Anaheim Ducks built to win it all

Anaheim (22-3-4) pulled within three points of Chicago atop the overall NHL standings by dealing the Blackhawks just their third regulation loss of the season. (AP/Jae C. Hong)

By Pat Pickens

If Wednesday night taught us anything, it’s that the Anaheim Ducks are built to win this year.

Anaheim’s 4-2 statement win over the Chicago Blackhawks at the Honda Center lifted it to within three points of first-place Chicago.

The Ducks’ recent transactions — eight-year deals for both Corey Perry and Ryan Getzlaf, plus a two-year contract for goaltender Viktor Fasth — signal Anaheim’s willingness to stay relevant for the foreseeable future.

And if you believe rumours, there’s the possibility that these deals won’t even cost the Ducks Bobby Ryan.

Yes, yes. It’s all looking quite bright and sunshiny, as usual, in Southern California.

But before we start planning multiple parade routes through the Magic Kingdom, there is the possibility that this all blows up in Anaheim’s face.

Fasth is 30 — and Jonas Hiller is 31 — so Anaheim’s goaltending is not young. Plus, goaltending is a year-to-year thing — just ask Ray Emery. The hot item this week, Fasth, may not be the superstar next week.

Couple that with a diminishing salary cap one year hence, a notoriously fickle attendance record — the Ducks presently rank 25th in attendance and have not climbed higher than 15th since the late-1990s — and the possibility for financial hardship and on-ice struggle could cripple the Ducks.
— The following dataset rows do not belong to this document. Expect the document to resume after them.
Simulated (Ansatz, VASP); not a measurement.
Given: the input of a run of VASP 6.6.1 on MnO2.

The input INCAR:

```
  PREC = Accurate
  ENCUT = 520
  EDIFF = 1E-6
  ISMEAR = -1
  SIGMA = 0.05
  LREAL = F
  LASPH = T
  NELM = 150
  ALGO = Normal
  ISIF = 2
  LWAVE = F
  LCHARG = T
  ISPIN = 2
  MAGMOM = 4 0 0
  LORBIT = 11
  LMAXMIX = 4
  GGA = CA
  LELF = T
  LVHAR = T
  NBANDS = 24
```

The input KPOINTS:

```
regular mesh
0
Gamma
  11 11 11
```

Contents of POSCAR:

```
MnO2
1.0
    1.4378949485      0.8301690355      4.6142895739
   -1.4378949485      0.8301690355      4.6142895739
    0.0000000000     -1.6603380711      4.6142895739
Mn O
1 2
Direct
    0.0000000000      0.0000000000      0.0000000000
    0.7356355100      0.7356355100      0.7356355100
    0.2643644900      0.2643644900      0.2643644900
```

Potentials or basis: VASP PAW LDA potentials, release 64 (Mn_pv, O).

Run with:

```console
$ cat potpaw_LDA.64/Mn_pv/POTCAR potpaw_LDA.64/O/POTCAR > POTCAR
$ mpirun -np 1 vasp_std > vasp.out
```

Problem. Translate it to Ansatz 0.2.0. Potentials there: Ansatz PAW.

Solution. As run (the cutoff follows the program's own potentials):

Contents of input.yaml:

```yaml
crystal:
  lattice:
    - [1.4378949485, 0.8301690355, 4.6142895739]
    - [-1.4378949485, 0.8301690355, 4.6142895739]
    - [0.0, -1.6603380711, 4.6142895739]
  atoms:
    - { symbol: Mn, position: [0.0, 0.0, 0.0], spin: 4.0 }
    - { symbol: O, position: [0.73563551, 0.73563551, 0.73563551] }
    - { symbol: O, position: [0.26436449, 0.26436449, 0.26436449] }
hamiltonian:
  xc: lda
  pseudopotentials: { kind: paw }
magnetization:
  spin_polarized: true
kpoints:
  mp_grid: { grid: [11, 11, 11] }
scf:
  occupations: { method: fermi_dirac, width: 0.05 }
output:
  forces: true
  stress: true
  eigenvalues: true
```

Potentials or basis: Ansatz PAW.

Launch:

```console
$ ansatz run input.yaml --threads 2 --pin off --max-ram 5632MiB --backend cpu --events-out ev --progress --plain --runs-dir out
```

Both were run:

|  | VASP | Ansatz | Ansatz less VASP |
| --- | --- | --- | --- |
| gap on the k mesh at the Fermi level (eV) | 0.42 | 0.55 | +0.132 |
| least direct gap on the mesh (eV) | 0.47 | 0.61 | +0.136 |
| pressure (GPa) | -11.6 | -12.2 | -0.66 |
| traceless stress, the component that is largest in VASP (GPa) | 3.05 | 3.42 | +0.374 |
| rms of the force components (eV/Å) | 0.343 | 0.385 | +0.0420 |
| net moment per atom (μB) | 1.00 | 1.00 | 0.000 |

I’m not saying it’s likely. But these are fickle days in the NHL.

The Pittsburgh Penguins are proving that they can win without offence.

Which makes them the NHL’s scariest team.

We discussed last week the Pens’ ability to win without Evgeni Malkin. What’s scarier is Pittsburgh lost the league’s top-scoring defenceman, Kris Letang, and have not missed a beat. Pittsburgh enters its game Friday on Long Island on a 10-game win streak.

Mark-Andre Fleury pitched a shutout Saturday against the New York Rangers, and Tomas Vokoun has rediscovered the game that made him a top-flight goaltender.

Pittsburgh won four games in the last seven days, surrendering just three goals in that stretch. Pittsburgh’s’ plus-29 goal differential suddenly ranks tops in the Eastern Conference.

Plus, Letang and Malkin are nearing returns. The rest of the East is cringing.

One team trying to catch Pittsburgh is the New Jersey Devils.

The odds of that happening is bleak, New Jersey trails Pittsburgh by 14 points in the Atlantic Division standings.

But things will look much better now that No. 30 is returning between the pipes.

Martin Brodeur returns from a 14-game absence to face the Carolina Hurricanes tonight at 7 p.m.ET  in Newark, N.J.

Brodeur mysteriously was scratched on Feb. 24 before the Devils’ game with Winnipeg and has missed the last three-plus week with the ailment. It came out this week that Brodeur had a pinched nerve in his back.

The Devils were 3-9-2 with Brodeur on the shelf as Johan Hedberg seemingly forgot he was a goaltender and not a third defenceman.

With Brodeur, the Devils were among the East’s best teams. The 40-year old goaltender is 8-2-3 with a 2.27 goals-against average and .911 save percentage.